Oh the folly that Serial hath wrought. Vengeance enjoys a hearty laugh about the fact that seemingly everyone has a podcast these days. From influencers, celebrities, average Joes, aspiring detectives, and dudes in their basements, podcasting is where it’s at. Supposedly. Marketers and content producers seem to love the idea of people airing their feels into the airwaves. Slickly produced ’casts transform mundane events into multi-hour serials. Speakers wax poetic and get philosophical, and listeners’ minds are blown. A podcast about dating can have more tangential filler than a New Yorker article about orchids. Podcasts, Vengeance reminds us, are more often about the speaker than the subject. Sure, some ’casts seduce listeners with honey-timbered baritones that make sweet love to listeners’ ears, but others can be exceptionally grating, like a drill to the brain.

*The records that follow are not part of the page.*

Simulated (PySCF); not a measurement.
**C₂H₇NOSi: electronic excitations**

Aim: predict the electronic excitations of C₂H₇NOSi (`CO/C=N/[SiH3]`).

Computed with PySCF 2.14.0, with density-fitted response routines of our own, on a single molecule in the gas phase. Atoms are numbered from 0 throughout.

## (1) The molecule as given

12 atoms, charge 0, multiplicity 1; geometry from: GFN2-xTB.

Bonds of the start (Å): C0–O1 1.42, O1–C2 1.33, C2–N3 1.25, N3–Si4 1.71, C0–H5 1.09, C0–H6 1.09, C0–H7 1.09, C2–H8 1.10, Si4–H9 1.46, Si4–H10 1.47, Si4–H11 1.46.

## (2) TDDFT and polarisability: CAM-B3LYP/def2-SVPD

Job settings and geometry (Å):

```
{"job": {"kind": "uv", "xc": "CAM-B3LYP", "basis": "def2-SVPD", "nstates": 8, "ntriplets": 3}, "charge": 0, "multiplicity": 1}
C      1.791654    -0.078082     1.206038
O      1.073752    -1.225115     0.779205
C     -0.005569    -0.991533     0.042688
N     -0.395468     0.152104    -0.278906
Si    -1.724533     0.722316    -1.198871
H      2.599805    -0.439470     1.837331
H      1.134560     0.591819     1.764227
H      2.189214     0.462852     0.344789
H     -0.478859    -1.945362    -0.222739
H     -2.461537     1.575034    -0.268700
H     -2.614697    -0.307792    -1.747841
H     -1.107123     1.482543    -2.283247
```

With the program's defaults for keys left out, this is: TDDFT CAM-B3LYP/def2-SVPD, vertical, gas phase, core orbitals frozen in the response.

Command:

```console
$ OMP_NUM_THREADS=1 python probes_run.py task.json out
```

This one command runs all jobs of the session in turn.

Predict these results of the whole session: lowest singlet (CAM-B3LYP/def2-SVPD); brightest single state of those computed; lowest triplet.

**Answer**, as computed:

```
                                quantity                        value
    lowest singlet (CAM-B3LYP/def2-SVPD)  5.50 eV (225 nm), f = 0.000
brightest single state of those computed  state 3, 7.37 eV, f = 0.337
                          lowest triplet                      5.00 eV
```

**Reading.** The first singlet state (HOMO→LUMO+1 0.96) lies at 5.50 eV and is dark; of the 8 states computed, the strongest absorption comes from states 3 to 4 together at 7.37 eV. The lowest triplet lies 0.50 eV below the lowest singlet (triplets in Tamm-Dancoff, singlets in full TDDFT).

Enter Ben Manalowitz (B.J. Novak). Ben is a neurotic New York radio host scoping out the dating scene. He and his bud survey the options in the humorous opening sequence that sets up Vengeance for easy listening. The guys gab about dating and scroll through their phones. They reminisce about Tinder hook-ups, bathroom flings, and one-night stands slotted into their contact lists with first names, question marks, and vague references to place the time, event, or location of their conquests. They’re every right swipe’s worst nightmare.
Ben’s (very forgettable) friend remarks that their colloquial chitter-chatter ’bout the dating scene would make a sweet podcast. A podcast – what a novel idea! The dudes nod their heads and continue to bro-down. The friend “produces” the moment a bit by observing that this sort of sexy convo could use a good bass line. One kicks in on the soundtrack, courtesy of Finneas O’Connell, as the dudes offer vapid observations to a podcasty beat. Cue a hearty laugh from the critic.
Dead White Girl
Luckily for Ben, the morning after offers a hook that would make content producers drool. His phone awakens him with a startling message: his girlfriend is dead and the funeral’s in Texas. Ben, not wanting to offend the caller (her brother), doesn’t want to say that said dead girlfriend, Abiline (Lio Tipton), meant nothing beyond recreational fun. In true Hollywood logic, though, he hops a flight to Texas.
However, it turns out that Abiline’s family is a heehaw gang of gun-totin’ Whataburger-scarfin’ southerners. They’re plum characters full of conspiracy theories and unfiltered, uninformed takes. Moreover, Abiline’s brother, Ty (Boyd Holbrook), pitches Ben a vengeance mission to hunt down her alleged killer. Ben has a counter offer. He pitches his producer, Eloise (Issa Rae), an investigative story about a dead white girl and a nation in decline. Eloise greenlights Dead White Girl (working title) without blinking.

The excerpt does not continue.